Sunday, April 24, 2011

T is for Tranquility

(More crazy space schemes 8-)

Mare Tranquility, as in 'the sea of', where Buzz Aldrin took one small step, is smack dab in the middle of the launch zone for L-2, the outer Lagrange point, way away from Earth, and a good spot for building stuff, possibly. But I'd like to see a solar farm built up in the sea, for symbolic purposes, and a lunar space elevator could be dropped down from L-1 to the near-point, with a cone of 'side-spurs' to any point on the Nearside at all, the better to establish a 24-7 power production capacity. Two locations on the eastern and western limbs of the Moon really should do the trick, with interrupted production about every two weeks as the two areas switch over, one to the other. The solar farms could spread away into the lunar farside, with East and West poles growing wider over time. Receiver/transmitter stations at the remaining Lagrange points, spread out 120 degrees apart in the Moons' orbit, would cover the entire globe up to the higher latitudes, over three-quarters of the planetary surface and most of the industrialized world.

What would it take to put cities and industry on the Moon? Robots, really. Some people to troubleshoot, but construction, production and maintenance could mostly be done from Earth, or at least safely underground. Melting and doping the regolith for cheap photovoltaic surfaces is certainly something that could be automated, like a roomba, or a farmer plowing, sowing, spraying and harvesting his fields. Melting the surface layer, perhaps one cm deep, turning regolith into melt, would mean raising the temperature from an average of 270 Kelvin, -3 C, say to 10,000 F or 5,556 C.

I don't know how much energy it takes to melt rock, but if we were raising 10,000 pounds of water by one degree (or one ton by 5 degrees), that'd be 10,000 BTUs, or 34,100 watts. If each cc of regolith is ~3 mg, and one square meter is 30 grams, then one hectare, or 10^4 m^2, is 300 kilograms, 663 pounds of rock. Rock is not water, but this is all guesstimation, so bear with me; we're talking about 23 megawatt/s to melt one hectare of regolith. Call it 36 megawatt/s or ten kilowatt/hrs, per hectare, 10^3 KW/hr per square kilometer. Even at 10 W/m^2, each km^2 generates 10 MW; 50 W/m^2 and 50MW/km^2 is only ~4% efficiency, enough to melt 50 km^2 per hour, over 17,000 km^2 per lunar day... I'm doing something wrong! Assuming that we need to melt 10 cm of rock and have huge heat losses of two orders of magnitude, that's still 17 times, so that an operation could double itself 17 times during the half month of light. If ~80% of production goes towards generating revenue and two equal shares of energy are spent elsewhere in the operation, the doubling still happens once a month, four thousand-fold a year!

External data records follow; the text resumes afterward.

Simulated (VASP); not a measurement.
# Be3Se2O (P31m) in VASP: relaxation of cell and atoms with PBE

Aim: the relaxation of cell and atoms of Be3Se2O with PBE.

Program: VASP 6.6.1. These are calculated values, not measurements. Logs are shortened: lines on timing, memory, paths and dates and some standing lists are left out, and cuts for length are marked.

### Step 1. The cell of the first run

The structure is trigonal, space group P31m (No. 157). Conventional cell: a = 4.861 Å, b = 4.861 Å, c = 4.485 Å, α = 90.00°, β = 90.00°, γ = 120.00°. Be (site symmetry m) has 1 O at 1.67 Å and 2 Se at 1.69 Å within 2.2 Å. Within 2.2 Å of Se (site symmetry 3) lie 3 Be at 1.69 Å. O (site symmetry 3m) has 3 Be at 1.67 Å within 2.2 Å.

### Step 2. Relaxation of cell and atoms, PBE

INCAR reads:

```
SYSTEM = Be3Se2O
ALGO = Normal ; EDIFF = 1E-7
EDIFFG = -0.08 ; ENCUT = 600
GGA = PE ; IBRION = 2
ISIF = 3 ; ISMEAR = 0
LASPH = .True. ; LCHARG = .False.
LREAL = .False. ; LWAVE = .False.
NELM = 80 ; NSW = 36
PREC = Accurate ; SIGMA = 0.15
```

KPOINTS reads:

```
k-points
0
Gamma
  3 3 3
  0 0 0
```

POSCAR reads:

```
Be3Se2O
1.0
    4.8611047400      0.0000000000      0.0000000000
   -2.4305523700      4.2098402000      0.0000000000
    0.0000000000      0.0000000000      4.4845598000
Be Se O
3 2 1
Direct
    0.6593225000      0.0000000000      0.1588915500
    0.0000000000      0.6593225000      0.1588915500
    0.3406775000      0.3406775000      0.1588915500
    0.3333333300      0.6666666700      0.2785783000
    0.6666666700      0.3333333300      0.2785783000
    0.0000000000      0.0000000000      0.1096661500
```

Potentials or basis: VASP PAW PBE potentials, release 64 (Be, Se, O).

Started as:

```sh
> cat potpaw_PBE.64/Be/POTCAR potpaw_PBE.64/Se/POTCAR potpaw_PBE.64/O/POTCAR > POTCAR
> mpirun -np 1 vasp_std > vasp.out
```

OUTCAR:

If the receiver/transmitter antennas are part of the works and a phased array, with some upkeep, but the area of production grows only at the edges, and with the manufacture of a fleet of dead-simple, dirt-cheap robots, it might only grow 1 km per month... that'd be 12 km in diameter in one year, about 22 GW, 2.2 TW in ten years time! After the first year, we're talking, @ $.09/KW/hr, $2M per hour, $17.5B a year, $70B after the second year, $160B after the third... ~$500B by the end of the 5th year, when production is over 1/2 TW and climbing. But there's really no reason why the thing can't spread out along the equator at 100m/hr, ~35 km per month, 840 by 24 km the first year, or ~5,000 km^2, 250 GW, $23M worth of electricity per hour!

How much power do we need to run the world? 100 KW/person? 150? Call it one million billion watts, or 20 million km^2, half the surface of the Moon. After 7 years, the East and West Patches touch and are 168 km wide, 1.8 m. Km^2 (over 4% of the surface), 90 TW or ~$8B/hr, ~$70T per year... The patches would probably be considered a blemish, visible to anyone looking up at the Moon, widest and most noticeable at edges, and producing 13 KW for each of those teeming billions complaining about it! Even if it was limited in growth on the Nearside, that's still enough power to completely change industries and lifestyles.